She’s a woman with farming in her blood and regional Australia in her heart. Senator Bridget McKenzie taking the reins as Agriculture Minister represents a new era for the farm sector.
Not only is she the first female to hold the portfolio in the Commonwealth’s history, she is also a passionate country Victorian with an ambitious vision for Australian agriculture.
Born in the small town of Alexandra in regional Victoria, Bridget is the first generation born off the farm but holds her farming values close. Her farming family history stems back to high-county cattlemen living and working near Omeo, Victoria dating back to the mid-1800s.
Growing up in regional North East Victoria, Bridget has seen and experienced many of the substantial challenges and tests that rural and regional Australians face.
Her journey towards Deputy Leader of The Nationals and Agriculture Minister began by completing a double degree in applied science (specialising in human movement) and teaching (specialising in mathematics). She went on to conduct research in physical activity with young women in regional settings and later became a lecturer for the Faculty of Education at Monash University.
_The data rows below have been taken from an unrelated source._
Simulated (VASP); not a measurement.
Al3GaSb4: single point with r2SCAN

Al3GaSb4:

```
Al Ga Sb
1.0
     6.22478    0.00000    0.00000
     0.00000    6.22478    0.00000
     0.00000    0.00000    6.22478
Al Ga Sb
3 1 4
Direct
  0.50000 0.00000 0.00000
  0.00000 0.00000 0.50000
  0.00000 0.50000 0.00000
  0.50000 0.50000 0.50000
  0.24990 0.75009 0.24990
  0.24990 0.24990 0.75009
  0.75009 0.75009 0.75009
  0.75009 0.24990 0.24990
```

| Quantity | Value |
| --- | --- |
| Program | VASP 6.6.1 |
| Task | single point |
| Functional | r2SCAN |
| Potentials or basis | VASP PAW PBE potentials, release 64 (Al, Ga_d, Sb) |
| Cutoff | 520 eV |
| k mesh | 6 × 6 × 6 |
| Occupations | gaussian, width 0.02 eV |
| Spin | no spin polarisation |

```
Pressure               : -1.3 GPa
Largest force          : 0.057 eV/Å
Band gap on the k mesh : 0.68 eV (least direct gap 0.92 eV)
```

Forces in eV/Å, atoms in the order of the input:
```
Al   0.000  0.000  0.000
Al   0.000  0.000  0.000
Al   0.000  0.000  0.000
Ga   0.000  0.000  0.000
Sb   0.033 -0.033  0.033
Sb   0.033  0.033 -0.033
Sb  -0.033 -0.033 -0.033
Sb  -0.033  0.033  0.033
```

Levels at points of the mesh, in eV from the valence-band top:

As a self-proclaimed agent for change, these experiences set her up to be elected to the Senate in 2010 and re-elected in 2016. In recent years she’s shot up the ranks, becoming Deputy Leader of the Nationals and Minister for Regional Services, Sport, Local Government and Decentralisation in 2018 and now Minister for Agriculture.
McKenzie had a clear message when she addressed participants at the Diversity in Agriculture Leadership Program retreat in Canberra (on her first week in the job): being the first female Agriculture Minister will not define her legacy.
“I’ll leave others to decide if a female Agriculture Minister is overdue however, I will acknowledge it is recognition that women have an important place in Australian agriculture.
“As the first female President of the National Farmers’ Federation Fiona Simson said, women are grossly underrepresented at agriculture’s decision making table,” she said.
In fact, women comprise 41 per cent of the agricultural workforce but only 18 per cent of management roles and 2.3 per cent of CEO positions.
“Regardless of my gender, I want to be the best Ag Minister for this country and deliver outcomes that make a real difference in the agriculture sector and in rural and regional communities,” the new Minister said.
According to McKenzie, one of her top priorities coming into the portfolio is to defend farmers and their families through legislation that protects farms against “agri-terrorism” and on-farm intrusions.
“It has no place in our hard-working rural and regional communities, and it has no friend in government.”
Digital connectivity in the farm sector is high on the agenda. She says she’ll focus on ensuring the Morrison Government delivers record funding for drought, and follows through on commitments to regional communications, health and infrastructure.
“We are an industry that is worth $60 billion to our GDP and employs more than 300,000 Australians, the majority in small businesses. I want to see that regional Australia goes forward and thrives.”
Being all too familiar with the incredible highs and devastating lows the agriculture industry can experience, Minister McKenzie says she aims to leave a lasting legacy of a stable sector that will grow not only when things are good but also during tough times such as the ongoing drought.
While Australia may not necessarily ride on the sheep’s back there is no doubt agriculture is the backbone of the Australian economy.
McKenzie has openly supported the National Farmers’ Federation’s (NFF’s) goal for the industry to reach $100 billion in farm gate output by 2030. She identified digital connectivity and technology in the farm sector as barriers to growth and set it as main focus.
“We also need to continue to ensure our market access is right for our farmers. Australian farmers enjoy a global reputation as being clean and green operators. It is important to leverage this to access new, premium markets.
“History has shown Australian agriculture has risen to meet every challenge. Our farmers are renowned for their innovation and efficiency. I see a very positive future,” she said.
In her early engagement as minister, stakeholders have noted a passion for agriculture and rural and regional communities which sets this new Minister apart from the pack.
As the NFF has said before, sticking to the status quo will not get Australian agriculture to a $100 billion industry by 2030 and indications are this new Minister is prepared to do what it takes to get us there.